The present disclosure relates to the technical field of lithium battery separators, in particular to a low-internal-resistance ceramic-coated separator and a preparation method thereof, and a lithium battery.
In recent years, new energy vehicles have higher and higher requirements for high rate charge and discharge performance of power batteries. Internal resistance is an important factor affecting battery power performance and discharge efficiency, and the initial scale of internal resistance is mainly determined by the structural design, raw material performance and process technology of the batteries. With the use of lithium batteries, battery performance continues to decay, mainly manifested as capacity attenuation, internal resistance increase, power decrease, etc. The change of battery internal resistance is affected by temperature, depth of discharge and various other use conditions.

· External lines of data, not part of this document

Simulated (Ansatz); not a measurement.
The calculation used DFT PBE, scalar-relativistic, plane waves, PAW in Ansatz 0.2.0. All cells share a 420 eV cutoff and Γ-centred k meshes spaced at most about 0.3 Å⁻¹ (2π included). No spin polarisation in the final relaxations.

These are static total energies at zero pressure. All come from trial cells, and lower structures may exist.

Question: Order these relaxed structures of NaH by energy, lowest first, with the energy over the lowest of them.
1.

The main factors influencing ion impedance of a separator are: electrolyte distribution in the separator, and area, thickness, pore size, porosity and tortuous coefficient of the separator. Ion conduction inside the battery depends on the diffusion of Li ions in the electrolyte through the porous separator, and the liquid absorption and wetting ability of the separator is the key to forming a good ion flow channel. When the separator has a higher liquid absorption rate and porous structure, it can improve the conductivity, reduce the battery impedance, and improve the rate performance of the battery.
Compared with ordinary base films, ceramic separators and glued separators are not only higher in high temperature shrinkage resistance, but also greater in liquid absorption and wetting ability. However, the internal resistance of an existing ceramic-coated separator still needs to be further reduced.
In the prior art, the internal resistance of the ceramic-coated separator is mainly controlled through the adjustment of the thickness of the separator and the air permeability value. Usually, the thinner the separator, the smaller the resistance encountered when solvated lithium ions cross through, the better the ion conductivity, the lower the internal resistance, the greater the Gurley value, and the greater the internal resistance. However, less attention is paid to the influence of the composition ratio of coating slurry on the internal resistance of the coated separator.
In the prior art, a conventional method of preparing boehmite is the Bayer method. That is, bauxite is treated with sodium hydroxide to obtain a sodium aluminate solution, finally the aluminum hydroxide is re-precipitated to obtain the boehmite, and a certain amount of sodium is introduced in the process. In the preparation of boehmite ceramic slurry, in order to enhance the adhesion between boehmite and the base film, improve the peeling strength of the separator, a CMC solution is usually added. At the same time, CMC, as a suspension agent, can improve the particle settlement after the slurry is prepared.
The present disclosure aims to provide a low-internal-resistance ceramic-coated separator, a preparation method thereof, and a lithium battery with the aforesaid separator, which can lower the internal resistance of a cell and thus improve the power performance and discharge efficiency of the battery.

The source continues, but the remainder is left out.